Feelings About Immigration Are Not Facts

December 29, 2015 Topic: Immigration Region: United States

Feelings About Immigration Are Not Facts

Insight into the economics of immigration can help ease the decision-making burden.

Donald Trump seems to fear all immigrants. President Obama has no fear. The former sees all as suspicious one way or another, especially the Muslim kind. The latter seems to prefer them to the native born. The respective motivations are clear and clearly political, cynically so in some instances. Meanwhile, the public seems to run almost exclusively on its emotions. If partisan politics is unsurprising among politicians and emotionalism is unsurprising among the public, especially with a matter that cuts close to a sense of national culture and security, neither approach presents a good basis for policy making. That requires an awareness of feasibility, an assessment of fact and reason. Fortunately, the Census Bureau offers clear data to help with the effort, as do its equivalents abroad. Their figures at once bring good news and caution. They also point to Australian and Canadian policies as model ways to secure welcome trends while guarding against less helpful developments.          
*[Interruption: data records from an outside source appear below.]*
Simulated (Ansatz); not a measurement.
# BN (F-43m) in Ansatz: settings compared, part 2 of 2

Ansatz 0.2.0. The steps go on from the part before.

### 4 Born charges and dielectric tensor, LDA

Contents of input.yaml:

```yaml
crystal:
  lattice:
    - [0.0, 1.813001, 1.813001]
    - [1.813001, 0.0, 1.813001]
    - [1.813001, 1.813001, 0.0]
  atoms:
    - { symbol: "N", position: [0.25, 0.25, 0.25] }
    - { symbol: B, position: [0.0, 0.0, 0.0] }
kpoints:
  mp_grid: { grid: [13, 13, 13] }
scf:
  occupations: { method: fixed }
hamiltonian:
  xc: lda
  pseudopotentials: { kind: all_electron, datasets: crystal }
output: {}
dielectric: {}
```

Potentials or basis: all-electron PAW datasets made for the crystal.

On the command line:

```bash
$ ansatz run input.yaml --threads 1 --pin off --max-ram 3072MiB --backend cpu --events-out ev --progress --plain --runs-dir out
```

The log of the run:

The most encouraging aspect of these data is the clear rise in skill levels they chart. Before 1970, less than one-quarter of immigrants to the United States had a bachelor's degree and barely 12 percent had higher degrees. In the last decade or so, these proportions have risen respectively to almost 33 percent and just over 16 percent. They now rival proportions among the native population, where some 32 percent have bachelor’s degrees and 12.6 percent have higher degrees. World Bank, UNESCO and Eurostat statistics indicate that the same thing is happening elsewhere. Canada, Australia, the United Kingdom and France, for instance, have all seen a jump of between 10 to 20 percentage points in the proportion of college-educated migrants during this time. To be sure, university degrees are far from the only measure of skill. But they are indicative, and welcome, since much scholarly research shows that better educated populations are generally more peaceful, productive, innovative, and prosperous.

If these trends were to push the proportions of college-educated immigrants significantly above those of the native populations in each host country, the flows would offer an unequivocal economic lift in place of the unsupportable burdens so many fear. And because economic success naturally facilitates a social, if not a cultural integration, such trends also promise to reduce tensions among groups in society. But, as is so often the case with statistics, the detail behind these encouraging overall figures interjects a less optimistic element into the equation.

It warns, rather forcefully in fact, that, if unaddressed, the trend toward higher levels of education may not last. It seems that this welcome development may simply reflect an increase in the proportion of Asian immigrants during this time. It is not that Asians are better educated than others. Rather its is that flows from Asia are newer, and, as historical trends make clear, early immigrants from a particular region typically have more confidence, more money, superior language skills and better educations than the general population from which they emerge. Once these pioneers establish something of an ethnic or national community in the host country, history also shows, less well educated migrants follow. The implicit forecast then is clear. Trends toward higher education levels will reverse as these Asian pioneers establish a successful ethnic community in each host country—something they are doing.

Certainly U.S. data on the education levels among different immigrant groups support this contention. According to the Census Bureau, this newest immigrant group, from Asia, has the highest average levels of educational attainment. Over half these migrants in 2012, the most recent year for which complete data exists, could boast bachelor’s degrees and fully 24.5 percent carried higher degrees. That is well above proportions in the native U.S. population and certainly higher than proportions in Asia as a whole. The lowest education levels exist among the group with the best-established immigration traditions, Latin Americans, where only 12.9 percent have bachelor’s degrees and only 4.2 percent have post-graduate degrees. Those from Mexico, which has the largest and best-established community even among Latin Americans, have still fewer educated in the mix, only 6 percent with bachelor’s degrees and only 1.6 percent with post-graduate degrees.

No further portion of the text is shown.